Thought for the Week: Spiritual truth

Ian Kirk-Smith reflects on the spiritual truth behind the Occupy movement protests

The ‘Occupy London’ tent city continues to draw attention to the dramatic inequalities in British society today. | Photo: SamTown / flickr CC

The people involved in the Occupy London protest at St Paul’s have made a powerful statement to British society.  The sight of their camp in front of St Paul’s Cathedral is now a familiar one on our television screens. They may be moved on – but this image will endure because, like other iconic ones, it has come to symbolise a defining idea.

The Occupy London protesters are from many different backgrounds and positions. Their fidelity to an ideal of consensus, and a dislike of ‘leaders’, combined with their diversity of interests meant that their message, almost inevitably, was initially a little incoherent. Some commentators also targeted the rather ill-defined way in which terms such as ‘capitalist’ and ‘fairness’ were used. It is a grave mistake, however, to focus on the ‘word’ and ignore the ‘spirit’ of the protest – as some critics have done.

The spirit of the protest is simple and clear. Inequality on the scale that now exists in British society is morally wrong. It should not have been allowed to happen. It needs to be reversed.

In Britain today there is an appalling gulf between the poverty and hopelessness experienced by many – and the enormous wealth of a few. The system that created such inequality, and that perpetuates it, needs to be changed. It has damaged the health of society.
The protesters have ‘touched a chord’ in contemporary Britain and the sound resonates so clearly because the idea speaks to the condition of so many decent people.

It is heartening to see Britain Yearly Meeting now coming out strongly in support of the protest and to hear that the Quakers and Business Group have endorsed the concerns being raised. These concerns have been a growing focus for Friends at a national and local level and have been expressed consistently in the pages of the Friend.

Some media commentators, for a period, turned the story into one about the church and the substantial income generated by St Paul’s. It is not an irrelevant or unimportant issue, as Giles Fraser wrote in last weekend’s Guardian:

‘For those with a traditional understanding of holiness the camp is a threat – just as the impure is seen to be a threat to the pure. The camp is messy and chaotic, the politics raw and visceral. The smell of stale sweat and urine hangs heavy in the air. Inside the cathedral the choir sings of the majesty and otherness of God.’

As Christmas approaches, we are reminded, as Giles Fraser writes, ‘that Jesus was born in a smelly cow shed’. His life represents a rejection of the definition of holiness as a pristine otherness. In Christ ‘holiness is redefined as justice’.

But the real story at St Paul’s will not go away. It is a story with a strong spiritual dimension. Inequality has a strong spiritual dimension.

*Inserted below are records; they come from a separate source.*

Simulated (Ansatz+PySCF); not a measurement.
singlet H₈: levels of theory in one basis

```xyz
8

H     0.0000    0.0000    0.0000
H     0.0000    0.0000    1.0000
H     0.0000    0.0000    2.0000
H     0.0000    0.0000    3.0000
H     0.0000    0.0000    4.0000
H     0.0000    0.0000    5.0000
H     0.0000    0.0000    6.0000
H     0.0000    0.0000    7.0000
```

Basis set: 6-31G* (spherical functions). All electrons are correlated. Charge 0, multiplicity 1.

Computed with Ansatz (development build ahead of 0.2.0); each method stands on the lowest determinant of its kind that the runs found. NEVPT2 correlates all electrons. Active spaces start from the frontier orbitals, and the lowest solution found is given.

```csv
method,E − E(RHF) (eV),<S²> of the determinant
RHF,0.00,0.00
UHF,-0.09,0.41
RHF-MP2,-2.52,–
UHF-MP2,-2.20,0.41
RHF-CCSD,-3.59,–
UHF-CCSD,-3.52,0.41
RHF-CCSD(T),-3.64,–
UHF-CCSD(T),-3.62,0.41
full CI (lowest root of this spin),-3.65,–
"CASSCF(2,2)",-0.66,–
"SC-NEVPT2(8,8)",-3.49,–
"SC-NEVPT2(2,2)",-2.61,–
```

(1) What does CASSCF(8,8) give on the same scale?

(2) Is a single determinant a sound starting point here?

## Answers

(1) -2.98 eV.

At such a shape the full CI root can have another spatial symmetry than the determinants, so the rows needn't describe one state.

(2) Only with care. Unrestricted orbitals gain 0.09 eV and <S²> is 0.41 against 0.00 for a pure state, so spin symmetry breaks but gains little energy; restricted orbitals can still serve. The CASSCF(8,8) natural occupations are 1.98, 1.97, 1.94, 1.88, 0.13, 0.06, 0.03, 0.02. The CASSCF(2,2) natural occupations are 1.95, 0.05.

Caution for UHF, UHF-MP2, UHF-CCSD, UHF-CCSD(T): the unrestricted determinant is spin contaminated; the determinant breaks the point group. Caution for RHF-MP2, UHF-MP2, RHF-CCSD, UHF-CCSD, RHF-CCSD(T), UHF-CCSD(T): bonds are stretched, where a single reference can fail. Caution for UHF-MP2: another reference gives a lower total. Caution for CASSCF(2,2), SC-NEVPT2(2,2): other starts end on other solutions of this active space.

Spirituality is about a set of relationships: these include that of the individual with themselves, with the earth, with God (however, or even whether, God is defined) and, crucially, with other people and their community. The early Quakers felt this very profoundly and it appears throughout their writings. Their spirituality was infused with a powerful moral force and a sense of responsibility to others.

Ursula King, emeritus professor of theology and religious studies at Bristol University, recently said: ‘There is a danger that spirituality, in some cases, becomes too associated with “my own journey and my own happiness… with me, me, me”. This is a deep misunderstanding of spirituality. Spirituality is about the human person, but not just about individual fulfilment. It is about how the individual person relates to the larger community.’

The protesters at St Paul’s are expressing what it is to have a true spiritual awareness and understanding. Their actions are, at heart, unselfish. They want a better ‘right ordering’ of society. The people working in the City of London, and in the financial sector, are not bad people but, sadly, some of them have lost their true spirituality. They need to re-discover it.